And that brings us back to Cranky Ladies of History, which was one of those projects that pretty much sprang fully formed into being. It began with a face, glaring out from an oil painting. Australian social justice and media blogger Liz Barr posted an image of Tsaritsa Sophia Alekseyevna of Russia on her Tumblr account and then, receiving a hugely positive response to Sophia’s fierce expression, wrote a short essay about the woman in question, calling her a “would-be usurper, all-around cranky lady”. There’s something about that phrase: cranky lady. There was a time when it would have been seen entirely as a put-down, a dismissal of female strength and power. Yet the idea of celebrating women for their crankiness—rather than their beauty, their docility, their compliance—feels empowering and deliciously rebellious. It was a phrase that struck me immediately, and when I tweeted about how much I’d love to read stories about cranky ladies of history by some of my favourite authors, the response was instant and immediately positive. Within hours, the idea had coalesced into a concept, and then into a plan, which continued to grow as the interest did. I dragged in my friend, writer and classics scholar Tansy Rayner Roberts, as a co-editor, because I knew I would need someone with more expertise than my own for such a project, and having her on board added so much more than just her knowledge – her understanding of crowdfunding, her network of followers and her writing and editing prowess made things happen that I just couldn’t have achieved on my own.
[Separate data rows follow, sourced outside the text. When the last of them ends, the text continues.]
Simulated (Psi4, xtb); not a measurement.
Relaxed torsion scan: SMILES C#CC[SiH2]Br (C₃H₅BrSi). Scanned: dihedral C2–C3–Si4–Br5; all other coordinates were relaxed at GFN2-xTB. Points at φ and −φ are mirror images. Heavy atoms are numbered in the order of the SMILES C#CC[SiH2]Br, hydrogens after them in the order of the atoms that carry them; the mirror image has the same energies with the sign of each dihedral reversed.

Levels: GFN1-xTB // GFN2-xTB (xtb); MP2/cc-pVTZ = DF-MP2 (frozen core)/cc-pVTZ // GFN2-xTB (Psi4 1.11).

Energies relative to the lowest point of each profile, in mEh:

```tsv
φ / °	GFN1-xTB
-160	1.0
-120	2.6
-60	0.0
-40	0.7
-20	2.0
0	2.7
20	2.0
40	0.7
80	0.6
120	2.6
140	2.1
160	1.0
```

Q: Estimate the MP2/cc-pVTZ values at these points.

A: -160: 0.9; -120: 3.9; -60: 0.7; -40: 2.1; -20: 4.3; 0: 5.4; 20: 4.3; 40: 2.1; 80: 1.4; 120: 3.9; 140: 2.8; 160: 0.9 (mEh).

From the start, when we talked about ‘Cranky Ladies of History’ as an anthology concept, people got excited. These days, when we give people advice about setting up successful crowdfunding campaigns, one of the first things we tell them is to choose the idea that sells itself—where people get excited from the first sentence, from the title of the project, before you’ve even explained all the nuts and bolts and rewards and payment options, you know you’re on a winner.
Cranky Ladies was one of those ideas. We found ourselves in a whirl of positive interest, not only from writers who wanted to pitch stories to us, but from mainstream media and many people who didn’t have the time or the inclination to write for the book, yet still wanted to support it, to promote it, and to help out with the campaign.
Crowdfunding is one of the new norms in publishing, and has helped many small presses remain viable in a time when the entire book industry is in flux. One of the best things about crowdfunding is the ability to test ‘proof of concept’ and find out if your publishing idea has legs before everyone invests all their time and money into it.
So many people we talked to wanted this book to exist, even if they weren’t personally involved, and that turned out to be crowdfunding gold. We pulled in many of our most enthusiastic activists to help with the campaign, to blog about their favourite cranky ladies, and to spread the word. We had chosen March (Women’s History Month) for the campaign almost on a whim, thinking it would be cute, but the further we got into the month the more we realised that people were hungry for these stories, not even just the fiction that we promised, but the anecdotes and essays about lost and misquoted and reclaimed women from history who were fierce, uncompromising and yes, cranky.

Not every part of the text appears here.